For me, it really was love at first sight. Someone I didn’t know I missed and now can’t imagine my life without. She and I, we met via mutual friends, abroad, both on Erasmus, feeling so grown up but still figuring out who we are and want to be – and whom we want to have by our side. For a solid/good seven months, there was not a day that we didn’t spend together.
Don’t get me wrong – I still have friends from my childhood, friends I went to school with, friends that lived in the same part of town whilst growing up. However I personally think that the friendships I formed once I had to actually look for friends (after moving out for the first time, going to university or moving abroad), I formed stronger and deeper bonds that have been at a more constant level of intensity than a lot of my childhood friendships.
But when we moved to our respective countries after Erasmus, it broke my heart.
I am your typical milennial if you will – we are hard to tie down, constantly prone to moving to different cities or countries, whether for travels or our academic or professional careers, But she, really, has been my relationship success story.
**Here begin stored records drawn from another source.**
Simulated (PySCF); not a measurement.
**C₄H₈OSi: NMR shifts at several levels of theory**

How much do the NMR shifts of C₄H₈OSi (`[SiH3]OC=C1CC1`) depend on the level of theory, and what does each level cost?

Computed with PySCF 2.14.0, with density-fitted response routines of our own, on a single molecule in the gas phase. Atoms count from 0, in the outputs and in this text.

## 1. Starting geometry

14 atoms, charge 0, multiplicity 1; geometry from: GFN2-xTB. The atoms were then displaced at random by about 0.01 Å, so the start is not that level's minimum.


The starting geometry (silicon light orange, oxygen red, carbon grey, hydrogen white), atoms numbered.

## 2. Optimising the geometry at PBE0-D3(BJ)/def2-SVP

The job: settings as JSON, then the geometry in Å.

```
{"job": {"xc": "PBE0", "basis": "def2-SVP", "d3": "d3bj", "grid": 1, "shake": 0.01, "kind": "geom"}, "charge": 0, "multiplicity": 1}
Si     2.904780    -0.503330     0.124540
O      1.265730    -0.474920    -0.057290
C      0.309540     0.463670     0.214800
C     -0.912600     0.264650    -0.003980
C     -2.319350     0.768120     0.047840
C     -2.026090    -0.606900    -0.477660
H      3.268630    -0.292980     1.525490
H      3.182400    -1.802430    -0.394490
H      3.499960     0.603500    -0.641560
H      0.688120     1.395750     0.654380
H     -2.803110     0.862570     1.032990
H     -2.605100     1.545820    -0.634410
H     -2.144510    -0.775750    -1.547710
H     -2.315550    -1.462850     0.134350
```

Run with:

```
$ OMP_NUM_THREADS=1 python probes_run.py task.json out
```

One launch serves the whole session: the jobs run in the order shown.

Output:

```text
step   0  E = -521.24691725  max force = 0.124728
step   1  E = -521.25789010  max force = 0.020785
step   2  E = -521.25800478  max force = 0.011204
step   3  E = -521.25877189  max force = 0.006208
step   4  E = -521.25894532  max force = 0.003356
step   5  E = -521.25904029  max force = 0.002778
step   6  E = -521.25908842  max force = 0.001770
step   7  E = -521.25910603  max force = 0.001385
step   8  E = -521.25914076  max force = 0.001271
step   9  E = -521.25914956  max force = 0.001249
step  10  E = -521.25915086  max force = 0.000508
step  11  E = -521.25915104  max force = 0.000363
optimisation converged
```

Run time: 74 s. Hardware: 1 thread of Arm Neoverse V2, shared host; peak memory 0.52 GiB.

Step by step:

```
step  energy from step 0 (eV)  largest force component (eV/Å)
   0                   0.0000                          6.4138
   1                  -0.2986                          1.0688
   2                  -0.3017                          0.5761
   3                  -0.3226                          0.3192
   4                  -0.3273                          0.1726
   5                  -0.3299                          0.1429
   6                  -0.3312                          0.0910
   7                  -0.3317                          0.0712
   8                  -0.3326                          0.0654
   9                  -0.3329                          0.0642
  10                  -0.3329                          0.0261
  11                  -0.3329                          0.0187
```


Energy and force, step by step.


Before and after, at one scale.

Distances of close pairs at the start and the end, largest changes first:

Since then we have been in a long-distance-friendship-relationship, and we are looking back on six incredibly successful years. We use every channel of communication to be in each other’s lives. We can sense when we are not feeling well. We support each other. We cry together. We get drunk together. If we are out drinking and are in different countries, we drunk call each other. When that happens, by default the people around us always think we are phoning up our lover, simply judging from how our faces light up and our high pitched voices trying to get a word in between all the giggles. She got me through my break-ups and heartbreaks, she celebrated successes and birthdays with me, life decisions, and grieved with me. Being jealous of or in competition with her is unimaginable to me, and we managed to stay close despite the distance and big changes in our lives. Even though she is in a very happy relationship, I have never once felt that this means I am playing a minor role in her life now. We have always communicated openly about how her priorities will be different, how things between us might change once they moved in with each other – and though things naturally have changed, the changes have been good and necessary and we still make it work, even though I now sleep on the sofa when I come to visit.
Spending a few days in a row with her leaves me on a smiling high that is the essence of happiness for me. I once waited for her to come and meet me for a quick lunch, as I was only in town with work for a few hours and had a tight schedule. I was standing there, nervous and giddy with excitement, and as always we started running towards each other, bags flying left and right, suitcases thrown down in the middle of a busy street. It was then that I thought – how will I ever meet a man that makes me as happy as seeing her does. And that might be the crux of it.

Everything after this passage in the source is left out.